Normal or Special Standards for Georgia’s Elections?

Publication: Eurasia Daily Monitor Volume: 9 Issue: 91

(Source: EPA)

A unique conjunction of external and internal circumstances suggests that Georgia’s upcoming parliamentary elections will be subjected to more (possibly far more) rigorous scrutiny, compared with elections in any of the former Soviet-ruled countries.

International election observers are set to arrive in numbers unprecedented even for larger countries than Georgia and for a duration unprecedented in any elections anywhere. Meanwhile, Georgia’s Constitution is being specially amended to allow the billionaire Bidzina Ivanishvili to lead his own party and himself to run for the top state posts. Some officials in Washington and Brussels are cautioning Georgia preventively that it faces a “litmus test” – unusual language in those two capitals vis-à-vis a partner ahead of its elections.

To single out Georgia for such special rigor seems paradoxical. This is the only thoroughly de-Sovietized country anywhere to the east of the Baltic States; its government is top-ranked on liberal economic reforms, as well as unconditionally Western-oriented – and shapes Georgian public opinion in the same direction. The government’s popularity poll ratings far surpass those of the opposition (see below): the former is seen to work and deliver while the latter is seen to protest and focus mostly on itself, without an alternative program or policies. Russian liberal reformers and, recently, even Russian officials concede that there is much to learn from Georgia’s modernization process. At the same time, Moscow is banking on the upcoming elections to destabilize Georgia (minimal objective) or to change its government (maximal objective).

In that context, the bar of Western assessment seems to be set higher for Georgia than for any country in Europe’s East. The Georgian government’s response is summed up in the phrase: “If the bar is raised higher, we shall jump higher.” Yet the factors behind such special treatment – potentially translating into special standards – are largely external and beyond the Georgian government’s control. They originate in Bush-era rhetoric about Georgia as a “beacon of democracy,” which fed unwarranted expectations from a society barely emerging from pre-modernity. Since then, Georgia has faced two state-capture attempts by made-in-Russia billionaires: Badri Patarkatsishvili in 2007-early 2008, and Ivanishvili at present. Unlike his predecessor, Ivanishvili is internationalizing the issue, seeking to use Washington (and increasingly Brussels) as platforms for his political operations.

Georgia has willingly accepted the United States as de facto referee of Georgian domestic politics, including electoral processes. This situation is also unique to Georgia. It stems in part from the country’s vulnerability and Washington’s say on Georgia’s NATO candidacy, which is the government’s top foreign policy priority. In no other country does the US government play the mentoring role to the extent it does in Georgia. This entails a correspondingly higher level of responsibility for the phraseology chosen, sometimes unreflectively (“transfer-of-power,” “litmus test,” “we will be watching”).
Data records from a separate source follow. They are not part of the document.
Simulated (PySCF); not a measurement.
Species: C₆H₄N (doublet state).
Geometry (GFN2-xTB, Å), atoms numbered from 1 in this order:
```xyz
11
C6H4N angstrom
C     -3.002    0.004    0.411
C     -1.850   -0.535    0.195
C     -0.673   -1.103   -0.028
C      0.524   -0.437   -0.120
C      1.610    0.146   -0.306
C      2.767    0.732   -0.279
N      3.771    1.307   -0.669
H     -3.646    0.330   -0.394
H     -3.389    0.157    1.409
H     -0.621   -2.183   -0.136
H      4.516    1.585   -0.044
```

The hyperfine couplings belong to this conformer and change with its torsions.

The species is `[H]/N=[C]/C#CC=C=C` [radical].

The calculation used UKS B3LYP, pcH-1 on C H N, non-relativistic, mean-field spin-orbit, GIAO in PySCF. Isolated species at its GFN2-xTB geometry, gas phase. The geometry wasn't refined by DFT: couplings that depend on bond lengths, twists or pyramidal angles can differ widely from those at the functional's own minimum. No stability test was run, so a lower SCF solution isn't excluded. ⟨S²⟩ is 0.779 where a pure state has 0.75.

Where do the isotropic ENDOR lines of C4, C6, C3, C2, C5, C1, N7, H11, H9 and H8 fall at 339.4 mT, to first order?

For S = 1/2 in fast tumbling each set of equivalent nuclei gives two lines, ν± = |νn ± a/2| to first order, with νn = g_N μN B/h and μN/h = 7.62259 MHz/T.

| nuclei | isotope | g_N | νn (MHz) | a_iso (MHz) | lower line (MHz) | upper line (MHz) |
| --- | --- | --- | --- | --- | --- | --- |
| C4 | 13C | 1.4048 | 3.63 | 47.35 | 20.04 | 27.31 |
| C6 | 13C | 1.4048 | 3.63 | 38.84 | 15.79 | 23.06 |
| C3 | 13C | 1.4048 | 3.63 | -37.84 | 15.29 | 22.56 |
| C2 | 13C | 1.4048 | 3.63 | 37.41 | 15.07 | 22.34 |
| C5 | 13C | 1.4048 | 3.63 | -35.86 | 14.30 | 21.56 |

President Mikheil Saakashvili’s government has cemented Georgia-US relations so strongly that Ivanishvili has decided to attack the Georgia-US nexus in Washington, well before starting his own electoral campaign in Georgia itself. With Georgian campaign finance laws limiting Ivanishvili’s political expenditures in the country, he can freely spend on lobbying in Washington. The apparent goal is to make it politically difficult for the US to stand by the Georgian government in the event of post-election instability. Some of Ivanishvili’s allies have hinted at that scenario in the event that the opposition does not win (see “The United States and Political Power in Georgia,” EDM, April 4).

Addressing the OSCE Parliamentary Assembly’s session, held in Batumi on May 12, President Saakashvili noted ongoing “attempts to de-legitimize the elections in advance” and urged that the maximum possible number of election observers arrive in Georgia at the earliest possible time. “We need this already starting today, not just at balloting time. We need monitoring of the media, of funding, of political parties, of the freedom of political activities through the electoral process” (Rustavi-2 TV, May 12).

This would entail record-breaking observer numbers, as well as observing the pre-election campaign for a record-breaking length of time. The parliamentary elections are scheduled for October; but Georgia has already sent invitations for “long-term observation missions” to the OSCE’s Office for Democratic Institutions and Human Rights (ODIHR, the specialized election-observation agency), OSCE’s Parliamentary Assembly, the European Parliament, Council of Europe, NATO Parliamentary Assembly, the Permanent Secretariat of the Community of Democracies (a US-initiated global forum), and a number of parliaments and election-mentoring agencies from Western countries.

The Georgian government hopes for thousands of observers to participate in the long-term monitoring mission, before the short-term observers arrive for the balloting. In normal practice, long-term missions arrive six weeks or two months ahead of the balloting day. Georgia wants them to start arriving four or five months ahead of the October elections.

On May 3, the results of a public opinion survey commissioned by the US International Republican Institute (IRI) were made public. The results show an unnamed presidential candidate of the governing United National Movement (UNM) with 37 percent support to Ivanishvili’s 19 percent (the remainder supporting minor candidates or being undecided) (Rustavi-2 TV, The Messenger, May 3, 4). UNM’s candidate goes unnamed because Saakashvili is constitutionally barred from seeking re-election, and the party has yet to designate a candidate. At this point, therefore, even an unnamed UNM candidate runs far ahead of Ivanishvili. This margin is consistent with that in the recent US National Democratic Institute (NDI)-commissioned poll, which shows 47 percent support for the governing UNM versus 10 percent for Ivanishvili’s Georgian Dream coalition (see EDM, March 29).

The electoral campaign, however, is only starting. The only certainty seems to be that the Georgian government will be expected to meet higher standards than those usually applied to countries in a comparable stage of their transition process.